Electrical ILMs
1) Solitons
2) ILMs in electrical transmission lines
3) Controlling the motion of these ILMs
1) Solitons in an Electrical Transmission Line
A simpe discrete transmission line consist of a line inductors with capacitors to ground at each junction or node. This circuit acts as a low-pass filter. One can create a band-pass filter by adding another set of inductors to ground at each node of the lattice. This lifts the dispersion curve up and creates a gap in the frequency spectrum.
To add nonlinearity to our electrical lattice, we replace the capacitors with diodes which have effective capacitence when reverse-biased. However, this capacitence is voltage dependent.
The lattice now exhibits both nonlinearity and dispersion and can therefore sustain solitons. The following picture depicts a single soliton being launched from one end of the lattice/tranmission line and propagating without dispersing, collected by my student Ryan Stearrett.
Collision of solitons can also be observed. In that case two solitons are launched from opposite ends of the line.
2) ILMs in this electrical lattice
When the two ends of this lattice are connected together, we create a ring with no boundaries. By driving this ring either at all nodes simultaneously, we can generate intrinsic localized modes. So even though the driving is spatially homogenous, the response is very localized. These localized modes are created via an instability of the uniform mode (modulational instability), but once created these localized modes are stable.
The figure above shows experimental data. In the beginning, the uniform mode can be seen to break up into fingers. Eventually, one traveling ILM is formed. A detailed profile of such an ILM can be seen in the next figure:
3) Controlling the motion of these ILMs
By introducing a temporary impurity into the transmission-line lattice shown above (via inductive coupling to an external inductor), we can force the ILM to hop to a neighboring lattice site. In this way, we can use an impurity to shepherd the localized energy through the lattice. ILMs can also be seeded in this fashion by driving below resonance and momentarily introducing an impurity (of the correct sign).

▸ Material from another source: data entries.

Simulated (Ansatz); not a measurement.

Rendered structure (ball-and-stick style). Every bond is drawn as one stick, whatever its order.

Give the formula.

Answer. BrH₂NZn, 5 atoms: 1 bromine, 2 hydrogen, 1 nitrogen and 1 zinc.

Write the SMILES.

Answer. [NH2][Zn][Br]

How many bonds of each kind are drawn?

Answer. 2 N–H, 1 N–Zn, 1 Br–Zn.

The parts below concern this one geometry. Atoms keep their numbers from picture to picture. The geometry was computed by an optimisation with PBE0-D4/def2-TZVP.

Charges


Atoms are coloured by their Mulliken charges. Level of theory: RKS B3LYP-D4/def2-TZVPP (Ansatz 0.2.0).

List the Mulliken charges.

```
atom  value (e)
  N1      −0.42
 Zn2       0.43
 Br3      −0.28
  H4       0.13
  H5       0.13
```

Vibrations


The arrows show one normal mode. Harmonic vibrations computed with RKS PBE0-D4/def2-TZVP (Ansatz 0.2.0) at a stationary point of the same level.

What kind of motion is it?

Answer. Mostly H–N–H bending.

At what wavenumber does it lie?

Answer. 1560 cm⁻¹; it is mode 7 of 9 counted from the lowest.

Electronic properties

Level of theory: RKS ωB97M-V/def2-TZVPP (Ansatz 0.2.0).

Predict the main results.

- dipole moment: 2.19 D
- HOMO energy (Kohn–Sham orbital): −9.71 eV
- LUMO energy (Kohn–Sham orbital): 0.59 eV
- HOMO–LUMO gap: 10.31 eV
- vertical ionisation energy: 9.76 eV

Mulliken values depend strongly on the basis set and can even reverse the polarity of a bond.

In the figure below, we demonstrate that the ILM can be made to jump to the neighboring site. The left-most profile (centered at site 16) turns into the dotted (red) trace when an external inductor is placed in the direct vicinity of the L2 inductor at site 17. Upon removal of this external inductor, the ILM persists at site 17 (solid black trace). This process can be repeated to move the ILM further to the right, as shown. All data correspond to experiments.